The ‘Grexit’ Issue and the Problem of Free Trade By George Friedman
The Greek crisis is moving toward a climax. The issue is actually quite simple. The Greek government owes a great deal of money to European institutions and the International Monetary Fund. It has accumulated this debt over time, but it has become increasingly difficult for Greece to meet its payments. If Greece doesn’t meet these payments, the IMF and European institutions have said they will not extend any more loans to Greece. Greece must make a calculation. If it pays the loans on time and receives additional funding, will it be better off than not paying the loans and being cut off from more?
Obviously, the question is more complex. It is not clear that if the Greeks refuse to pay, they will be cut off from further loans. First, the other side might be bluffing, as it has in the past. Second, if they do pay the next round, and they do get the next tranche of funding, is this simply kicking the can down the road? Does it solve Greece’s underlying problem, which is that its debt structure is unsustainable? In a world that contains Argentina and American Airlines, we have learned that bankruptcy and lack of access to credit markets do not necessarily go hand in hand.

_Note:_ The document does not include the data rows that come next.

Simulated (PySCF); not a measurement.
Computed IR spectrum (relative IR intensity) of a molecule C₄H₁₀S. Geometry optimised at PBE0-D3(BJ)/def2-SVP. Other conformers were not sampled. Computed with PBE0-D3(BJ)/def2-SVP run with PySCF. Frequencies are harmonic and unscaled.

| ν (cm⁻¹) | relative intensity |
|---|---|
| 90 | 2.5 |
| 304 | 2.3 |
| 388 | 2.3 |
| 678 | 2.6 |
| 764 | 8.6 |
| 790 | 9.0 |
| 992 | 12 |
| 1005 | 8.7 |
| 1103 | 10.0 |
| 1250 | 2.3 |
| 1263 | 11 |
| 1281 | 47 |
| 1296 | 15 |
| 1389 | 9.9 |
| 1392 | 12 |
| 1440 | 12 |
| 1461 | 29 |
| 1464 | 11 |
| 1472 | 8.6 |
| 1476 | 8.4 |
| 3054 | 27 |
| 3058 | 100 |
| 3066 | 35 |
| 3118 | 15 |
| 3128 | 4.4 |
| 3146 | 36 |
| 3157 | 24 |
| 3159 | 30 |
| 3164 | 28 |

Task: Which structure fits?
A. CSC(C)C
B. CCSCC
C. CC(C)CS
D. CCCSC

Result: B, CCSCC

To understand what might happen, we need to look at Hungary. Hungary did not join the euro, and its currency, the forint, had declined in value. Mortgages taken out by Hungarians denominated in euros, Swiss francs and yen spiraled in terms of forints, and large numbers of Hungarians faced foreclosure from European banks. In a complex move, the Hungarian government declared that these debts would be repaid in forints. The banks by and large accepted Prime Minister Viktor Orban’s terms, and the European Union grumbled but went along. Hungary was not the only country to experience this problem, but its response was the most assertive.
A strategy inspired by Budapest would have the Greeks print drachmas and announce (not offer) that the debt would be repaid in that currency. The euro could still circulate in Greece and be legal tender, but the government would pay its debts in drachmas.
The Deeper Questions
In considering this and other scenarios, the pervading question is whether Greece leaves or stays in the eurozone. But before that, there are still two fundamental questions. First, in or out of the euro, how does Greece pay its debts currently without engendering social chaos? The second and far more important question is how does Greece revive its economy? Lurching from debt payment to debt payment, from German and IMF threats to German and IMF threats is amusing from a distance. It does not, however, address the real issue: Greece, and other countries, cannot exist as normal, coherent states under these circumstances, and in European history, long-term economic dysfunction tends to lead to political extremism and instability. The euro question may be interesting, but the deeper economic question is of profound importance to both the debtor and creditors.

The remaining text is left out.